FILED 109
Honorable Richard J. DeCoster Representative, District 1 407A, Capitol Building Jefferson City, Missouri 65101
Dear Representative DeCoster:
This letter is in response to your question asking whether the Missouri State Council on the Arts is in violation of ArticleIII, Section 38(a) of the Missouri Constitution in entering into certain contracts with artists whereby the artists are to be paid from public funds for their services. You indicate that you are aware of our Opinion No. 155, dated October 8, 1976, to Sikes, in which this office held that the Council has authority to contract with artists for workshops, lectures, demonstrations, performances and art objects without violating Article III, Section 38(a). However, you state that you desire that we give you an opinion based on a review of various contracts made by the Council and the expenditure of funds made by the contracting artists pursuant to the contracts.
The facts that you have given us with respect to this request are not entirely clear. We are of the view, however, that it is unnecessary to go into a detailed investigation of the individual cases in order to clarify whatever misunderstanding there may be with respect to Opinion No. 155-1976.

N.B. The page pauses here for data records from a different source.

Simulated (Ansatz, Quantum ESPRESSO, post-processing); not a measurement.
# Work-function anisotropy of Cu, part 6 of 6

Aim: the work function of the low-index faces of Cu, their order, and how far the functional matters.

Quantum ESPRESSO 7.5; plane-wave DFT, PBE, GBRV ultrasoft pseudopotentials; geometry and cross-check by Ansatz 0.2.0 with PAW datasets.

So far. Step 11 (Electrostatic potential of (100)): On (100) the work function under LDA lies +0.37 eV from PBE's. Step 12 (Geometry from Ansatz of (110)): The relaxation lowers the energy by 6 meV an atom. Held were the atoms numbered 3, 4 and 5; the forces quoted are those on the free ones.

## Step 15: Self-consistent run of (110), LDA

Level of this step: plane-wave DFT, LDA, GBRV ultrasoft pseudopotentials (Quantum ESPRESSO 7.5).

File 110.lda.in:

That opinion, we believe, emphasizes that the Council has the authority to make contracts for certain services in the field of art. A contract, of course, by legal definition, must have as one of its essential elements mutuality of consideration. This means that the Council must receive a valuable consideration for the consideration that it provides under the contract. If the Council does not receive such consideration there is no lawful contract. A grant or gift on the other hand, such as to be within the prohibition of Section 38(a) of Article III of the Missouri Constitution, lacks the element of mutuality of consideration. We have indicated that the Council may enter into contracts which would serve a public purpose as provided in Section 185.050, RSMo. Payments made under such provisions can only be made on basis of contract and cannot be made as a grant or gift to the individual artist. Again, this means that the Council acting on behalf of the state in performing its duties must act pursuant to the legal authority granted to it and must see that the state receives a quid pro quo. In the absence of mutuality of consideration the contract is a nullity.
Clearly, there is some discretion in the Council as to the exercise of powers granted to it by law. Because the Council's authority is limited by the law of contract, we emphasize, the determining factor is what the Council receives on behalf of the public by the artist and not what the artist does with the consideration he receives under the contract.
We conclude that the Council has no authority to expend public moneys without consideration and that the authority it has, as noted in Opinion No. 155-1976, is to enter into contracts. The Council is required to receive adequate consideration from the other contracting party and is not authorized to make gifts or grants to private parties.
We are further of the view that individual consideration of such contracts is not the proper subject of an official opinion of this office under the provisions of Section 27.040, RSMo.